Image
© Steve Parson/PAEnvironment Agency workers lay sandbags onto river defence barriers next to the River Thames on Osney Island in Oxford. The EA is facing cuts to its budget and has to reduce staff.
Report warns of impact of budget cuts on coping with extreme weather emergencies

"Massive" and ongoing cuts to the budget of the department of environment, food and rural affairs mean its ability to respond to emergencies such as flooding is in danger, according to a report by MPs published on Tuesday.

"Recent flooding events reinforce our concerns about cuts to the Defra budget. It is a small ministry facing massive cuts," said Anne McIntosh, Conservative MP and chairman of the Efra select committee. "Ministers must clarify how further budgets will impact on ... the ability of the department to respond to emergencies."

She added: "It is remarkable that the current flood defences have held against the force of the substantial and sustained recent battering."

Heavy rain and huge waves caused further flooding and damage on Monday, following rainfall last month that made it the sixth wettest December since 1910. Environment secretary Owen Paterson, who chaired the eighth meeting of the government's Cobra crisis response committee on Monday, said extreme weather since the start of December had caused seven fatalities and flooded over 1700 properties in England. Over 1m properties have been protected by flood defences, Paterson said, but criticism of cuts in flood defence spending is intensifying as the flood waters rise.

Year-on-year spending fell by over a quarter when the coalition took power in 2010 and, despite partial U-turns since then, real-terms spending will be significantly lower at £546m in 2015-16 than the £646m spent in 2010-11. In July 2012, the Guardian revealed that almost 300 shovel-ready flood defence projects which had been in line for funding had not been built due to budget cuts.

Paterson told MPs on Monday: "Flood management is a real priority for this government. It has a vital role to play in protecting people and property from the damage caused by flooding." He described criticism of flood defence budget cuts as "chuntering" and "blather" and said "difficult decisions" had been forced on ministers by the "dire economic circumstances" left by the last Labour government.

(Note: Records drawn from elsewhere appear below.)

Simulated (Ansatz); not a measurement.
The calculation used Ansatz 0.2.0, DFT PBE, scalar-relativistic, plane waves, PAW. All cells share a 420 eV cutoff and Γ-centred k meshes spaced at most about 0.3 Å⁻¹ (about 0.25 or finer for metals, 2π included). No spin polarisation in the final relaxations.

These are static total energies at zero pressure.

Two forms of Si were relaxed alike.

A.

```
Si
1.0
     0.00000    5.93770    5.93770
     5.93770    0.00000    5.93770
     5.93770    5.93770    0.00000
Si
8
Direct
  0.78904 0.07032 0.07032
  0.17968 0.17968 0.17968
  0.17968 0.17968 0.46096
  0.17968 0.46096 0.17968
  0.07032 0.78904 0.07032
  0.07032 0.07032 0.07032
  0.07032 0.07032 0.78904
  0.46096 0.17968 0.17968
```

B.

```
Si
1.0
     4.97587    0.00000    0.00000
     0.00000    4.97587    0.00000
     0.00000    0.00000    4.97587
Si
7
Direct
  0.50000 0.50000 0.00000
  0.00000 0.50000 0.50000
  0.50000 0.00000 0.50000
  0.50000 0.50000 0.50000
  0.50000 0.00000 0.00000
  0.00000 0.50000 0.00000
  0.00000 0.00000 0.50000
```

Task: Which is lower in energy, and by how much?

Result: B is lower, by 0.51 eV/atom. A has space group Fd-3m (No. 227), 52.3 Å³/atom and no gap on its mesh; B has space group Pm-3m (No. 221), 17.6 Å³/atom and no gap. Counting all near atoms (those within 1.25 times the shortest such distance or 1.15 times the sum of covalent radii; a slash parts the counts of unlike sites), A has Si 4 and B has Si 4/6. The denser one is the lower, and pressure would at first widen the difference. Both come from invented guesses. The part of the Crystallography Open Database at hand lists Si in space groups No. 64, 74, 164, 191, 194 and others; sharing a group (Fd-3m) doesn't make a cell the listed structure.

The government's own scientists have stated that the biggest impact of climate change on the UK is rising flood risk. But spending remains well below the level needed to keep pace with the rising risk, according to the Environment Agency (EA), the frontline flood defence body funded by Defra. McIntosh noted that the EA is set to lose 1700 jobs by October, on top of 1150 jobs lost since 2009: a total of 23% of the workforce. The Efra report said Paterson had failed to set out how Defra's budget cut of over a third will be implemented.

Paul Leinster, the EA's chief executive said: "The EA has to save money and reduce staff numbers, like the rest of the public sector. We are looking to protect frontline services and our ability to respond to flooding when it occurs." In November he told trade magazine ENDS the new round of cuts were "going to be painful. Flood risk maintenance will be impacted."

The trade union Unison, which represents some EA staff, said on Monday: "Making so many skilled workers redundant will seriously affect the EA's ability to cope with future disasters. It is a disgrace that the government is happy to put cost cutting before public safety and protecting family homes. Ministers can't have it both ways, praising the sterling work of members in the EA in one breath, and in the next breath announcing further damaging cuts."

Image
© Peter Macdiarmid/Getty ImagesSevere flooding of the Thames brings swans on to a caravan park at Chertsey, Surrey, on Wednesday.
Charles Tucker, chairman of the National Flood Forum, which represents hundreds of affected communities, said: "It's about joined-up thinking. With joined-up thinking, you don't cut the staff at the EA who manage flooding and maintain flood assets. With joined-up thinking, you don't keep cutting local council capability to deal with the new flooding responsibilities they've been given."

The Efra report also criticised lack of transparency over the new "partnership funding", where a portion of central government spending on flood defences is replaced by money from local authorities and the private sector. So far £148m has been pledged up until 2015. In 2012 it was revealed that less than 4% of this funding came from the private sector but Defra now refuses to say how much is from the private sector, citing "commercial confidentiality". MPs state in Tuesday's report: "We are concerned about the small amounts of private sector funding secured to date".

Guy Shrubsole, climate campaigner at Friends of the Earth, said: "Protecting British households from the destructive impacts of climate change is the ultimate public good; for government to slash protection with no guarantee of businesses picking up the tab instead is utter neglect. This policy isn't even treading water - it's sinking."

The Efra report, scrutinising the whole Defra budget, concludes: "In the last year Defra has had to respond to floods, horsemeat contamination, and ash dieback. Its ability to respond to emergencies such as these must be protected." It also notes low morale at the department, which rates 13th out of 17 major Whitehall departments, with just 22% of staff believing Defra management "have a clear vision for the future".

Challenges facing Defra in 2014, accroding to the Efra report, include the badger cull, proposals on biodiversity offsetting and the introduction of common agricultural policy changes and plastic bag charging.

George Eustice, environment minister, told the Today programme on Tuesday: "We within Defra have prioritised spending on flood defence in difficult times, when budgets across government are having to be cut. We've maintained spending on flood defence specifically and we are going to spend around £2.3 billion between 2015 and 2021, which will be an increase in real terms."